Variable vibration control knob (3) is connected to the rheostat. The rheostat controls the hydraulic system for the drum vibration. The rheostat will vary the amperage to the control valve on the vibratory pump.
"P1" and "P2" ramp time potentiometers (5) and (7) control the amount of time so that the pump control can receive the correct amount of amperage. The ramp time potentiometers allow the amperage to increase from zero to the maximum amperage in two seconds.

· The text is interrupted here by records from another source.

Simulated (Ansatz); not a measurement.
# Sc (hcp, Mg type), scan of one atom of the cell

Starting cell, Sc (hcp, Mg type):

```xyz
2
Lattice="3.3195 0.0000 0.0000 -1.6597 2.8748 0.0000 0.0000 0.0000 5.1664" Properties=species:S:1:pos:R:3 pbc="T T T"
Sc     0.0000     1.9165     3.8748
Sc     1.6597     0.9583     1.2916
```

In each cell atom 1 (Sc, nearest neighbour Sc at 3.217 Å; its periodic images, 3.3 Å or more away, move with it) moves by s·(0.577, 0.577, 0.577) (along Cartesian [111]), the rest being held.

Place the vibratory amplitude control (2) in the LOW AMPLITUDE position and turn the variable vibration control knob (3) to a full counterclockwise position. The position enables the "P5" potentiometer (6) to control the amperage to the pump control. The position enables the "P5" potentiometer (6) to maintain the lower limit of vibration per minute (VPM) at 1400 ± 50 VPM.
The nominal amperage for the "P5" low amplitude-minimum frequency potentiometer (6) is 450 mA.
Place the vibratory amplitude control (2) in the HIGH AMPLITUDE position and turn the variable vibration control knob (3) to a full counterclockwise position. The position enables the "P6" potentiometer (8) to control the amperage to the pump control. The position enables the "P6" potentiometer (8) to maintain the lower limit of vibration per minute (VPM) at 1400 ± 50 VPM.
The nominal amperage for the "P6" high amplitude-minimum frequency potentiometer (8) is 450 mA.
Place the vibratory amplitude control (2) in the LOW AMPLITUDE position and turn the variable vibration control knob (3) to a full clockwise position. The position enables the "P3" potentiometer (9) to control the amperage to the pump control. The position enables the "P3" potentiometer (9) to maintain the upper limit of vibration per minute (VPM) at 1965 ± 50 VPM.
The nominal amperage for the "P3" low amplitude-maximum frequency potentiometer (9) is 520 mA.
Place the vibratory amplitude control (2) in the HIGH AMPLITUDE position and turn the variable vibration control knob (3) to a full clockwise position. The position enables the "P4" potentiometer (10) to control the amperage to the pump control. The position enables the "P4" potentiometer (10) to maintain the upper limit of vibration per minute (VPM) at 1965 ± 50 VPM.
The nominal amperage for the "P4" high amplitude-maximum frequency potentiometer (10) is 520 mA.